# LAB | Imbalanced

**Load the data**

In this challenge, we will be working with Credit Card Fraud dataset.

https://raw.githubusercontent.com/data-bootcamp-v4/data/main/card_transdata.csv

Metadata

- **distance_from_home:** the distance from home where the transaction happened.
- **distance_from_last_transaction:** the distance from last transaction happened.
- **ratio_to_median_purchase_price:** Ratio of purchased price transaction to median purchase price.
- **repeat_retailer:** Is the transaction happened from same retailer.
- **used_chip:** Is the transaction through chip (credit card).
- **used_pin_number:** Is the transaction happened by using PIN number.
- **online_order:** Is the transaction an online order.
- **fraud:** Is the transaction fraudulent. **0=legit** -  **1=fraud**


In [1]:
#Libraries
import pandas as pd
import numpy as np
from sklearn.model_selection import train_test_split

In [2]:
fraud = pd.read_csv("https://raw.githubusercontent.com/data-bootcamp-v4/data/main/card_transdata.csv")
fraud.head()

**Steps:**

- **1.** What is the distribution of our target variable? Can we say we're dealing with an imbalanced dataset?
- **2.** Train a LogisticRegression.
- **3.** Evaluate your model. Take in consideration class importance, and evaluate it by selection the correct metric.
- **4.** Run **Oversample** in order to balance our target variable and repeat the steps above, now with balanced data. Does it improve the performance of our model? 
- **5.** Now, run **Undersample** in order to balance our target variable and repeat the steps above (1-3), now with balanced data. Does it improve the performance of our model?
- **6.** Finally, run **SMOTE** in order to balance our target variable and repeat the steps above (1-3), now with balanced data. Does it improve the performance of our model? 

Oversampling


In [None]:
fraud.isnull().sum()

In [None]:
features = fraud.drop(columns = ["fraud"])
target = fraud["fraud"]

X_train, X_test, y_train, y_test = train_test_split(features, target)

In [None]:
scaler = StandardScaler()
scaler.fit(X_train)

X_train_scaled = scaler.transform(X_train)
X_test_scaled = scaler.transform(X_test)

In [None]:
log_reg = LogisticRegression()
log_reg.fit(X_train_scaled, y_train)
log_reg.score(X_test_scaled, y_test)
pred = log_reg.predict(X_test_scaled)
print(classification_report(y_pred = pred, y_true = y_test))

In [None]:
train = pd.DataFrame(X_train_scaled, columns = X_train.columns)

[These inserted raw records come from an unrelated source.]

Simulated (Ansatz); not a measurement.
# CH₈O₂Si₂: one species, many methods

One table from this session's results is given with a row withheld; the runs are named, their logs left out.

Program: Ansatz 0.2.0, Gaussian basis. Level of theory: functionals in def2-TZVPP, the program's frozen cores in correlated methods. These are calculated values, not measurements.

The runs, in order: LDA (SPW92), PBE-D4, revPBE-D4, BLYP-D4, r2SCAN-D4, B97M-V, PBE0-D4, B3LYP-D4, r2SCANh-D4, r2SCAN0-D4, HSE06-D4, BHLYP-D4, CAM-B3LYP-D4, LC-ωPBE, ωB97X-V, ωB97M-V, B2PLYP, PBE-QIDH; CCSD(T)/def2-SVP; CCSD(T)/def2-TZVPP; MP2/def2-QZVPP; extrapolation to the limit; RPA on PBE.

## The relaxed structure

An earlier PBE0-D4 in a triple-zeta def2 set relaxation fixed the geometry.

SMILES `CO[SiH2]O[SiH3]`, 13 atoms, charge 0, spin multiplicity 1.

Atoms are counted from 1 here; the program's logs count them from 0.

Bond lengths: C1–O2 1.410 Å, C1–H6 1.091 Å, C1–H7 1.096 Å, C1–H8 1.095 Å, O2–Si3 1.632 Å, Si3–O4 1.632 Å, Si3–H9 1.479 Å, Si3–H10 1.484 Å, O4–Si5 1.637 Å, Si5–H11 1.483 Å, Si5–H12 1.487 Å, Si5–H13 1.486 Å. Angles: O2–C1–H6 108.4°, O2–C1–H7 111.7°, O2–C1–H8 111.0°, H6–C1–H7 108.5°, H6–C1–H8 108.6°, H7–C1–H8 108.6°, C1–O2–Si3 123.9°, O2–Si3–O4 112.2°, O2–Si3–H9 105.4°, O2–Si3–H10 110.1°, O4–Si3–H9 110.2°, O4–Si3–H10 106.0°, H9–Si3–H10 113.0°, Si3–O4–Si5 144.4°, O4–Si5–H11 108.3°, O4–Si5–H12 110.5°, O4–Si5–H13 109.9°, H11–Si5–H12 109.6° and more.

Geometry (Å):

train["fraud"] = y_train.values
fraud = train[train["fraud"] == 1]
no_fraud = train[train["fraud"] == 0]
yes_diabetes_oversampled = resample(fraud, 
                                    replace=True, 
                                    n_samples = len(no_fraud),
                                    random_state=0)
train_over = pd.concat([yes_diabetes_oversampled, no_fraud])
train_over
fraud_plt = train_over["fraud"].value_counts()
fraud_plt.plot(kind="bar")
plt.show()

In [None]:
X_train_over = train_over.drop(columns = ["fraud"])
y_train_over = train_over["fraud"]
log_reg = LogisticRegression()
log_reg.fit(X_train_over, y_train_over)
pred = log_reg.predict(X_test_scaled)
print(classification_report(y_pred = pred, y_true = y_test))

Undersampling

In [None]:
fraud
no_fraud_undersampled = resample(no_fraud, 
                                    replace=False, 
                                    n_samples = len(fraud),
                                    random_state=0)
no_fraud_undersampled
fraud_under = pd.concat([no_fraud_undersampled, fraud])
fraud_under
fraud_plt = fraud_under["fraud"].value_counts()
fraud_plt.plot(kind="bar")
plt.show()

In [None]:
X_fraud_under = fraud_under.drop(columns = ["fraud"])
y_fraud_under = fraud_under["fraud"]

log_reg = LogisticRegression()
log_reg.fit(X_fraud_under, y_fraud_under)

pred = log_reg.predict(X_test_scaled)
print(classification_report(y_pred = pred, y_true = y_test))

Smote Test

In [None]:
from imblearn.over_sampling import SMOTE

sm = SMOTE(random_state = 1,sampling_strategy=1.0)
X_train_sm,y_train_sm = sm.fit_resample(X_train_scaled,y_train)


log_reg = LogisticRegression(max_iter=1000)
log_reg.fit(X_train_sm, y_train_sm)


pred = log_reg.predict(X_test_scaled)
print(classification_report(y_pred = pred, y_true = y_test))